Development

Don’t Fear the Regex: Getting Started on Regular Expressions

2 Feb 2018 8:00am, by

Do regular expressions secretly terrify you? Don’t worry, you can admit it — fear of regex is not some shameful quirk you need to keep hidden. All kinds of people, even experienced coders, avoid these freaky-deaky strings of characters that look like chicken tracks (if said chicken happened to be ice skating. While on meth).

For the longest time, I was one of those people ridiculously intimidated by regex. I could stumble through the basics when absolutely necessary but avoided actually learning it for real. It just looked, I dunno, alien. Also I already felt overloaded just trying to grasp JavaScript and Node.js. I figured there had to be workarounds for any situation that might call for using regular expressions. Slowly, though, it became obvious that those workarounds were more painful than actually buckling down and figuring out what is, after all, just another computer language. Specifically, a surprisingly powerful search pattern language that can save any programmer who understands how it works one heck of a lot of time.

What the Hell Even Is a Regular Expression? And Why Should I Care?

According to good ol’ Mozilla Developer Network, “Regular Expressions are patterns used to match character combinations in strings.”  Yes, strings as in text or — as the authors of Programming Perl point out — “If you take ‘text’ in the widest possible sense, perhaps 90 percent of what you do is 90 percent text processing.”

This is useful because regular expressions can match just about any pattern. They are fast — faster than the recursive cruft required to not write regex, for sure. And while regexes aren’t the easiest to read, especially for newcomers to the syntax, consider whether you’d rather put in the effort required to puzzle out the logic of one line of cryptic letters and symbols versus the dozens of lines of non-regex code required to achieve the same result.

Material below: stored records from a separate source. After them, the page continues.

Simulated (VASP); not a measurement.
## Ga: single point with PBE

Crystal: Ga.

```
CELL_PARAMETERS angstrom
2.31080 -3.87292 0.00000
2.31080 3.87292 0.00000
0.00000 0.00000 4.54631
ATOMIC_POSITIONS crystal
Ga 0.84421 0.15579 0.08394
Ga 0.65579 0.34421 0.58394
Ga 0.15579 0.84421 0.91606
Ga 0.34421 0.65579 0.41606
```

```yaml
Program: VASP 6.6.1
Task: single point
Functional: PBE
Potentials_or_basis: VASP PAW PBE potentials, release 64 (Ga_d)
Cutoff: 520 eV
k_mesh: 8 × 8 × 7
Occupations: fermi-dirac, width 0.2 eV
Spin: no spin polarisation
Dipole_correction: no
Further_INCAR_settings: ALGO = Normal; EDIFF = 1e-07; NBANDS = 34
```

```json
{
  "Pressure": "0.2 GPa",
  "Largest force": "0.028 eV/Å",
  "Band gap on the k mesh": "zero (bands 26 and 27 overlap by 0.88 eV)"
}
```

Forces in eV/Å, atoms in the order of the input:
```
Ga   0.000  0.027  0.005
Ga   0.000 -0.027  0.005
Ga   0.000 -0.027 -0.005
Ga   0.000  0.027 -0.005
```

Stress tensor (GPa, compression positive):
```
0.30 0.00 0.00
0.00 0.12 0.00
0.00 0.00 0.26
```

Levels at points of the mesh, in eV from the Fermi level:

So you should care because regular expressions can help you save time while you write shorter, cleaner, and more performant code. And this is true for many if not most programming languages: regex is built right into the syntax of some languages, like Perl and JavaScript (courtesy of ECMAScript). Others, like Java, C++, and Python, have regex support as part of their standard library. You can even use regex in Google Code Search, not to mention just about any text editor or IDE.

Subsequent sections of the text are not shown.